Emerging from the most severe economic downturn in a generation, the United States has a choice: Do we continue to be a global beacon for open markets and economic advancement? Or do we turn inward and abandon our leadership on trade policies, which has been a hallmark of economic growth since the end of World War II? The U.S. Congress will soon have an opportunity to make this choice when President Barack Obama seeks formal approval of our pending free trade agreements with Colombia, Panama, and South Korea.
The United States' unemployment rate has hovered between 8 and 10 percent for more than two years. Economic insecurity is being felt across the country, with home foreclosures at record highs. Our national debate is centered on the size and scope of federal power and how to confront record spending and debt. In such a context, many view international trade as an assault on American workers rather than the job creator it has historically proved to be.
But the cost of failing to approve these trade agreements is high. It would send a signal that the United States is abandoning the core principles of trade that have helped make it an exemplar of economic freedom and growth. At the same time, these agreements will strengthen America's international competitiveness and spur job creation here at home, without adding to the federal debt.
The opportunity to demonstrate our continued leadership on international trade is now. We need to work together to advance our long-stalled agreements with Colombia, Panama, and South Korea. We can no longer afford to sit on the sidelines. If we don't act now, we risk falling further behind other countries that are forging deals to expand opportunities for their farmers, workers, and job creators.
Our agreement with Colombia is a prime example. In 2008, the United States was the primary supplier of corn, wheat, and soybeans to Colombia, accounting for 71 percent of the market. Today, our market share has dropped to 27 percent. The reason is simple: While our trade pact, first signed in 2006, was collecting dust, other countries stepped in to fill our void.

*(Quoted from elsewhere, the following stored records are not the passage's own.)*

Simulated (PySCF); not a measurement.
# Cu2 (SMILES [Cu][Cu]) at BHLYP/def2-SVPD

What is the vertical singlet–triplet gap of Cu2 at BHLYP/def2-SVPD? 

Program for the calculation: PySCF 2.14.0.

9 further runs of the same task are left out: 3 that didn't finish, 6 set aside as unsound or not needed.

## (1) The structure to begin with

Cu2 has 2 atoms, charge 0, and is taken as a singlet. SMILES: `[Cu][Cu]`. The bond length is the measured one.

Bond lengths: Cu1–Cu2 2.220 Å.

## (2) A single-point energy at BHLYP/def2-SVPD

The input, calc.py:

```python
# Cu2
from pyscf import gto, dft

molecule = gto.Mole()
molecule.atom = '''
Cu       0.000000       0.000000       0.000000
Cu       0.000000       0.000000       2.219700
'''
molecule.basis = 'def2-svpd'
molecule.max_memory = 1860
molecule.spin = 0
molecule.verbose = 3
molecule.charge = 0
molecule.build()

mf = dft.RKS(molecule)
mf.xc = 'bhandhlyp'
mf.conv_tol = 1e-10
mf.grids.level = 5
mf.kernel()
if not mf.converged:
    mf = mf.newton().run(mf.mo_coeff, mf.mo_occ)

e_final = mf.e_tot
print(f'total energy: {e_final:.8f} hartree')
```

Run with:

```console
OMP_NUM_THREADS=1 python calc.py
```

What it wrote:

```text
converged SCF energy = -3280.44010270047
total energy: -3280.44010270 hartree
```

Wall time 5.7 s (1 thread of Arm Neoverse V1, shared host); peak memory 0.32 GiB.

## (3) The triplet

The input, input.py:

According to the U.S. International Trade Commission (ITC), fully implementing the trade agreements with Colombia and Panama would expand U.S. exports by more than $1 billion a year. Moreover, since the tariffs of Colombia and Panama are significantly higher than those of the United States, these agreements would level the playing field for U.S. exporters. Today, almost all Colombian and Panamanian products enter the United States duty-free through preference programs. In contrast, U.S. products entering the Colombian market face high tariffs of up to 35 percent for industrial goods and up to 388 percent for agricultural products. In Panama, U.S. industrial products get hit with tariffs of up to 81 percent while U.S. agricultural products face tariffs as high as 260 percent. Once entered into force, our trade agreements will eliminate this tariff asymmetry and provide duty-free access for American-made products into Colombia and Panama. This means more jobs for American workers and business expansion for American employers.